Octopus Farming
“The Case Against Octopus Farming” by Jennifer Jacquet, Becca Franks, Peter Godfrey-Smith, and Walter Sánchez-Suárez (Issues, Winter 2019) deserves a wide audience.
Most readers will already be aware of the damage that overfishing is doing to the world’s oceans, but some of them may believe that aquafarming alleviates this problem. In fact, as the authors point out, when we farm carnivorous species such as octopus, we need to catch three kilograms of fish for every kilo of octopus produced.
Even if that were not the case, however, what kind of human chauvinism is implied by the assumption that we can take animals from any species we wish, irrespective of how little we may know about their cognitive abilities, their social relationships, and their welfare needs, and crowd them into small spaces in order to produce them more cheaply? Nor are we doing this to feed the hungry—the market for farmed octopus is largely affluent and well-fed.

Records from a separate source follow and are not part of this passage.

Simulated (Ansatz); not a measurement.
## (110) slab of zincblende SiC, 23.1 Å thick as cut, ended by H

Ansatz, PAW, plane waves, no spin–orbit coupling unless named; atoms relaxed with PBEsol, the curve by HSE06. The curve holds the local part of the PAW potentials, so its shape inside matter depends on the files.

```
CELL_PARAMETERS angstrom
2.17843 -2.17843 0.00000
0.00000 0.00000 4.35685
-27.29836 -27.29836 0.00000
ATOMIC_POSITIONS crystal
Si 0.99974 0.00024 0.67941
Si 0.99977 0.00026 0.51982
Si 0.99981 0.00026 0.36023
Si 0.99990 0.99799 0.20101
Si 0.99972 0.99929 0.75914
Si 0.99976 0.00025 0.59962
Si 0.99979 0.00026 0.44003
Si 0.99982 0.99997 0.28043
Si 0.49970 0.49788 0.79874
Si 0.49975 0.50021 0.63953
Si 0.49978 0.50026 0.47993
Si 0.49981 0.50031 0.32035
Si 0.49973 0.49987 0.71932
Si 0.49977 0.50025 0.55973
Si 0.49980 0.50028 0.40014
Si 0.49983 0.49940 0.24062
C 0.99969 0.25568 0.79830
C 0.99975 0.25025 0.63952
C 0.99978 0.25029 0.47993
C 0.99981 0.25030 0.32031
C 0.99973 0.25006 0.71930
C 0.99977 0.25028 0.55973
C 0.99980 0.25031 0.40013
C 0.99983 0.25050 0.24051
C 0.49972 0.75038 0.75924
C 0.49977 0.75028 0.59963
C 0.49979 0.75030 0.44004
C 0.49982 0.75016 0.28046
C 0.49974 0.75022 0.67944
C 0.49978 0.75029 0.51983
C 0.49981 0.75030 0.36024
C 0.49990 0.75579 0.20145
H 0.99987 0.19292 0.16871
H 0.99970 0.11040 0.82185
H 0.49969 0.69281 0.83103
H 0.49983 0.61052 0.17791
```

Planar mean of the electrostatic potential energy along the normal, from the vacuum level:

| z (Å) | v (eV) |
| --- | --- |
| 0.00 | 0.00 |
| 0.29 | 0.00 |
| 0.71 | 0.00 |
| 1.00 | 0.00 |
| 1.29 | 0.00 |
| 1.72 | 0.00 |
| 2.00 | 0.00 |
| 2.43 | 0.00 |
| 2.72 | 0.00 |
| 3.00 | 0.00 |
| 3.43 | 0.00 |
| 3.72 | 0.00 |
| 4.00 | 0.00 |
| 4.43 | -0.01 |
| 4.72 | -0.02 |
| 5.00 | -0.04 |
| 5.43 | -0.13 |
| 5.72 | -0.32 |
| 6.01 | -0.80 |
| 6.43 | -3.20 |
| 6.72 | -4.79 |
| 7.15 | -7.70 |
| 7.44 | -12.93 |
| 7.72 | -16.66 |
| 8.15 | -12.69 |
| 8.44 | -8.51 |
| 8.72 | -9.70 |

Industrial animal production is ethically indefensible, whether the animals are pigs, chickens, cows, or octopuses. Still, many consumers find it difficult to imagine giving up chicken, pork, beef, or milk, and buying these products from free-range producers could strain their budgets. That doesn’t justify buying these animal products from industrial farms, but it does explain why those nightmarish animal factories exist. When it comes to subjecting millions of intelligent, sensitive animals, from a species never before domesticated or farmed, to industrial-scale captivity in order to increase the market for a luxury food, however, the arrogance with which we humans are behaving toward other animals is revealed in all its stark brutality.
Peter Singer
Ira W. DeCamp Professor of Bioethics
Princeton University
Laureate Professor
University of Melbourne
Jennifer Jacquet et al. have penned a diatribe against octopus farming with considerably more heat than light, using generalized assumptions and selected facts. I would like it if no one killed and ate the intelligent and fascinating octopuses that I work with, either caught in the wild or farmed in captivity. But I am a realist; people have to eat. And as the authors point out, octopuses have many characteristics that make them good candidates for “farming.” They have a stunning conversion rate of 50% from food ingested to flesh put down (not the 30% noted in the article). They gain weight very quickly, 2% per day if well fed, and reproduce after a year or two and produce many offspring. Hiding in confined spaces, they are well adapted to captivity. They are carnivores, but so are commonly farmed salmon.
The authors predict that farmed octopuses will be a luxury item in “upscale outlets.” Maybe for people in northern European countries, but cephalopods continue to be an important food source for Mediterranean countries and all across Asia, often caught by artisanal fisheries and consumed by a wide swath of the populations. People will not “pay more” for wild-caught octopuses, and rather than being “increasingly scarce,” octopus populations are increasing; it is only a few local populations that are “in decline.” Capture of wild octopuses is not always carried out ethically, either. Many marine animals are simply dumped on the deck of ships, to die of the equivalent of suffocating. One postcapture treatment is to dump the octopus into a barrel of fresh water. The animals die slowly and absorb water, sold subsequently at market at a higher weight due to the added liquid, an unethical and cruel practice. Killing them instantly by destroying the brain is the best technique, carried out by some fishers by biting the octopus between the eyes (not for the squeamish).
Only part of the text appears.